One of its first events was a pop-up with Sterner's Stems, another Allentown-based business that specializes in rare plants, botanical art and succulent design. Since then, the brewery has hosted similar events with the likes of Sugar Mere bakery (specializing in custom sugar cookies) and bigger pop-up markets featuring Bethlehem’s Steel City Plant Co., Handcrafted with Love (specializing in handmade, personalized crafts) and more.
“The more you get to know the people behind the businesses, the more you just want to help them and support them,” DeCeia said.

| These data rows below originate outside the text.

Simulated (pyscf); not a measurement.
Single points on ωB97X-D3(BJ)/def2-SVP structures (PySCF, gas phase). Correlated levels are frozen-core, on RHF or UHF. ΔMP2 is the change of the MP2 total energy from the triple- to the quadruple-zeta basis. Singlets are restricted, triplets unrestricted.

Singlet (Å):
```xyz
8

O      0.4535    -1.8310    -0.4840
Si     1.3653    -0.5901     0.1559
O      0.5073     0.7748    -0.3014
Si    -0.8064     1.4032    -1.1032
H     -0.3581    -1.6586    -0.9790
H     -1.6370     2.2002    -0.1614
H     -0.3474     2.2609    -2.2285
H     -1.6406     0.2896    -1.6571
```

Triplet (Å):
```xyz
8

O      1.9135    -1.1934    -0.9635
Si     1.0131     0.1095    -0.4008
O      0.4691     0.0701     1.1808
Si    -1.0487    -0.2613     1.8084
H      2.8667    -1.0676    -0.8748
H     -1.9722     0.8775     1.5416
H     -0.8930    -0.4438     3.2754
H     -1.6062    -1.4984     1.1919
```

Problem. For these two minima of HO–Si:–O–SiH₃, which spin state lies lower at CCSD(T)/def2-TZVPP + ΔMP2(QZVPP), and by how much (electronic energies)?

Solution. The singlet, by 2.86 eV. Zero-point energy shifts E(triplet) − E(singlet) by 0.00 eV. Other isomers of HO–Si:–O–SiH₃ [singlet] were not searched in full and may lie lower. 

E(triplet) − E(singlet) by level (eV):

Naturally, the collaborations extended to food trucks that are on-site to serve hungry customers on days Sherman Street’s kitchen is closed. A particular focus for DeCeia has been to bring in several women-owned businesses such as Red Ticket Café and Queen V Wraps, which rotate weeknight slots and are an arm’s length away for anyone hanging out in Sherman Street’s beer garden wanting a bite to eat.
DeCeia said the ‘it takes a village’ approach has benefited everyone, and collectively these entrepreneurs care about much more than the bottom line.
“We all have like a limited scope of … our base and how to get our name out there," she said. "And I think, you know, I've always said we’re all in this together, and even if it's just helping each other out, then we need it. I think it's really important.”